NEWSLETTER | WOMEN IN MOTION
Social Media: The Battle of the Sexes
The evolution of technology in general, and the advent of the smartphone among other gadgets and the social media in particular, has meant that even the most change-resistant people are using social media at some level in their lives. As the age-old battle of the sexes continues, the social media has made for an interesting playing field for men and women. The question that arises is whether men, who are traditionally regarded as being dominant in a patriarchal society, are a dominant force in the fast-paced social-media world. Or are the women, who are very quick to adopt new products and services, ruling the roost in this sphere? Is it, or is it not, a battle of the sexes in the social-media arena?
by Andrew Ngozo
By its very nature, the social media is fast-paced and competition is intensely fierce. A recent study in the United States of America (USA) titled, ‘Miles Apart: How Women and Men Use Social Media and Mobile’, conducted with the sole intention of establishing social-media usage among men and women came to one definite conclusion: when it comes to social-media usage, men and women are miles apart with regard to how they use social media and mobile. “The adage, ‘Men are from Mars, women are from Venus’, applies when it comes to how consumers use mobile technology and social media,” says Catherine Clifford, a social-media analyst based in the USA. This, she continues, results from the fact that, according to the study, men and women turn to social media for different reasons and in varying degrees
“Men tend to turn to social media for business reasons more than women do. They also, somewhat surprisingly, turn to social media for dating purposes more than women do. Women, on the other hand, are more likely than men to use social media to stay in touch with family and friends, share photos with friends and to find how-to information,” Catherine reveals. Elaborating further, she explains that, similarly, men and women look to their smartphones for different reasons when they interact with brands. Men are more likely than women to scan a QR code or coupon code. Women, on the other hand, are more likely to follow a brand on social media so that they stay up to date about deals.
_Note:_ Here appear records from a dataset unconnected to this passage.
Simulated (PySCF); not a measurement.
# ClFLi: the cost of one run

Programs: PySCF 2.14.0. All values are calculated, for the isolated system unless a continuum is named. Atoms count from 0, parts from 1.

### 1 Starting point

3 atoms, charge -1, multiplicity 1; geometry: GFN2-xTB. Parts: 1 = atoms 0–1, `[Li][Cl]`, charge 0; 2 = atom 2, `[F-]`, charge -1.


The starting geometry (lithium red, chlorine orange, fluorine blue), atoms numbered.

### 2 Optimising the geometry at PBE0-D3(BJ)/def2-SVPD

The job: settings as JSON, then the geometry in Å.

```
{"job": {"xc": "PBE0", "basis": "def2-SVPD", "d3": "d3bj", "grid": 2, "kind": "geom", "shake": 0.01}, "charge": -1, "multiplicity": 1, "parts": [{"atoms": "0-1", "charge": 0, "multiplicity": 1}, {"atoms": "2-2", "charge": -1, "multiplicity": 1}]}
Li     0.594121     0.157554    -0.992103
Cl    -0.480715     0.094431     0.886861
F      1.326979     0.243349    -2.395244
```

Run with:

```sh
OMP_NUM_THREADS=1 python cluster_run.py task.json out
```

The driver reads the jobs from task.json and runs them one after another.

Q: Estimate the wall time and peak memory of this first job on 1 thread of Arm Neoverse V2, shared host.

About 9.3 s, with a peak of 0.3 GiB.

The Dynamics of Social-media Usage Let’s get into the details with regard to the different dynamics of social-media usage among men and women. Twenty-seven percent of the men who took part in the survey said they used social media for business reasons, in contrast with 22% of women who did the same. On the dating front, the study revealed that more men than women used social networks to find that ideal partner. Catherine observes: “However, women are more likely to use social
media for relationships, sharing and self-help.” With regard to online brand interaction, there are stark differences in how men and women interact with digital promos. Whereas a man would opt for quick access to deals or information, women are likely to like or follow a brand before active engagement. In the same vein, women, reveals Catherine, are less likely to take action on paid digital advertising. They are inclined to ignore social-media and mobile-text adverts more often than men do.
Let us now look at some of the big social-media players in the world and how they fare vis-à-vis men in contrast to women’s social-media usage. In total, 71% of women use social networks compared with 62% of men. A closer look at Twitter reveals that 62% of its total user base is female. Facebook, on the other hand, is gaining momentum, with a 58% female user base. Further breaking down Facebook usage points to an interesting phenomenon. Sixty-two percent of the sharing done on Facebook is done by its female users, who, on average, have 8% more friends than men. Interestingly, 8 out of 10 women say that their Facebook friends annoy them!
Seventy percent of Pinterest users are female. This platform resonates with those who are largely lifestyle-oriented, with DIY (do-it-yourself) tutorials and recipes having a 42% higher click-through rate than any other pins. However, as the study reveals, it’s not all arts and crafts on this platform, as it drives more referral traffic than Google+, LinkedIn and You- Tube combined. In the men’s corner, one in four of Google+ male users consider the platform to be a social network. The rest of these users (75%) do not even interact with other Google+ users. Professional social networking site LinkedIn has a 54% male base. Further breaking down the male user patterns in respect of this platform indicates that 75% research other companies, while 68% reconnect with past businesses and associates, and 45% seek face-to-face networking opportunities. Only one in 10 people, regardless of gender, opt for the paid version of LinkedIn.
Lastly, YouTube, with official statistics of 280-million active YouTube accounts, has a 54% male base that, incidentally, spends more time watching videos online. Twenty- five percent of YouTube’s male users watch at least one video daily, while, on the female front, this figure is a low 17%. Drilling down even further, men spend, on average, an hour watching a YouTube video each week. In sharp contrast is the fact that women only spend about 35 minutes doing the same.
The statistics indicated paint a clear picture of a tightly contested space. It emerges that social-media preference and usage is essentially a matter of choice on the part of the user. As technology becomes ever-more accessible and gadgets get smarter, so user habits will keep evolving as well. If the trends discussed are anything to go by, then the race is not nearly won by any gender. Social media will remain a space where the battle of the sexes is a phenomenon that will be waged for eras to come.